Machine learning models have proven to be extremely powerful for automating tasks. Automatic image recognition for example has seen an incredible leap thanks to the development of convolutional neural networks. We see that our models today have not yet reached their full potential and we can get closer to that by providing annotated data. The problem with data annotation is that we need humans to provide new annotations.
Several approaches try to mitigate this problem, we could try to generate new annotations automatically, we could try to use the existing data to infer new annotations etc. Interactive segmentation tries to tackle this problem by making the annotation process faster and by also reducing the fatigue of the annotators.
In this article we'll explore why interactive segmentation could play a huge role in the future of data annotation and machine learning in general. We'll follow the topics:
What is interactive segmentation and image segmentation?
What are the gains we could have by using this method of annotation?
Why use points for interactive segmentation
How to measure the performance?
What are the requirements for a real world data annotation platform?
How the model works?
How is it trained?
How to prioritise data with interactive segmentation?
Ideas for the future
What is image segmentation and interactive segmentation?

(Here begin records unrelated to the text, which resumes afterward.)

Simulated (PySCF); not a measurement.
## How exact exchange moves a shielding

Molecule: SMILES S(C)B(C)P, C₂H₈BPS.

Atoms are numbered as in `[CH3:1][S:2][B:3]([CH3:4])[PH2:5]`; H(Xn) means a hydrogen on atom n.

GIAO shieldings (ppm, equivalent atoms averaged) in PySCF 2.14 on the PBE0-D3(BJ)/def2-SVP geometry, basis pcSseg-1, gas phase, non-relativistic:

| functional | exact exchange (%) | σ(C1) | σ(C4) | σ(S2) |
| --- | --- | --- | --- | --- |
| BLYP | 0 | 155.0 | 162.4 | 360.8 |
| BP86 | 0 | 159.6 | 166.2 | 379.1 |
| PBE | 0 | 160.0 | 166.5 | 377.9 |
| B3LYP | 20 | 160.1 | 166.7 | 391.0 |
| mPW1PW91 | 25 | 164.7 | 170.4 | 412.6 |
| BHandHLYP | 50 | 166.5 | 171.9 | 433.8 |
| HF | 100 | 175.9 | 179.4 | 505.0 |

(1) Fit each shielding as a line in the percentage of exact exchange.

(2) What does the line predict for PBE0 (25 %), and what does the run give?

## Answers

The task of image segmentation consists basically in assigning for each pixel of an image a class, this is very useful because we often want to be able to know where some kind of object, such as a car, is placed in a given image. We could represent a car in an image by using bounding boxes, or points, but giving a class for each pixel is the finest way we can define an object, therefore is the one that gives the most information. The image below highlights a car annotated using Kili's interactive segmentation tool with one click.
The most powerful models for semantic segmentation are currently extremely performant, we could cite DeepLabV3+  and HRNet+OCR . They take as input some class, for instance, car, and they try to detect it on a given image given some predefined set of classes. What happens if you want to detect a different object that isn't present in the predefined set of classes? You'll need to train the model with some examples of the new class, of course you can use a pretrained model as base, but you'll need some training data.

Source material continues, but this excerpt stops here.